Position Closed: 12/28/2022

Premium: $0.61

Premium gained/loss: $0.48

Expiration Date: 1/16/2023

The right side of the charts below are measuring the implied volatility.

The first chart matches the Price of the Option with Implied Volatility. Clearly, the option was in the money and implied volatility was higher earlier in the options life.

In this chart, which features the option price and options greeks, you can see that the theta and vega are almost nonexistent. As the option price falls, notice the gamma increase as the delta falls. In the beginning, the gamma was almost negligible because the option was in the money.

The third chart shows the option premium dip well below its earlier levels as the price of Ford fell as did the implied volatility.

Later in the options life as the price rebounds, so did the implied volatility and option premium.

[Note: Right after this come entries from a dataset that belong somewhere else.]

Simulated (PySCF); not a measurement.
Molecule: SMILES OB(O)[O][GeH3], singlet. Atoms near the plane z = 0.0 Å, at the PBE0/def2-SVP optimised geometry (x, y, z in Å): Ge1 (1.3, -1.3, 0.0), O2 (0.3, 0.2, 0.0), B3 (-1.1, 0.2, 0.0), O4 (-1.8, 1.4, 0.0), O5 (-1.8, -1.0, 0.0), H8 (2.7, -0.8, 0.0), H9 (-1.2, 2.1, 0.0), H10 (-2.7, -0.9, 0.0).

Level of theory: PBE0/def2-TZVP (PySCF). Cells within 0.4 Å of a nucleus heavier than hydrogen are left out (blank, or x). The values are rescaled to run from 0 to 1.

The final chart showed the option premium dropping which we know from the charts above was due to the price and implied volatility. Towards the end of last week notice the open interest rising far faster than the volume.

On December 22, we can see a high amount of Volume on this contract with a corresponding drop in the options premium. This means that most were probably selling their call position.

Interestingly enough the open interest never really dropped but picked up last week. Between 12/22/2022 notice that the option premium dropped from $0.63 to $0.38, a loss of $0.25.

On 12/29, the volume picked up as did the option premium, increasing from $0.19 to $0.42.

Looking back at these charts, I overpaid for the option, most likely buying at the option price high. Perhaps, I should be creating these charts before I open an options position. The one part of the trade I am happy about it is that I closed the position a little before it broke through the reference level.

To me, learning when to close your position and move on is just as, if not more important than knowing when to take your profits and close to the position.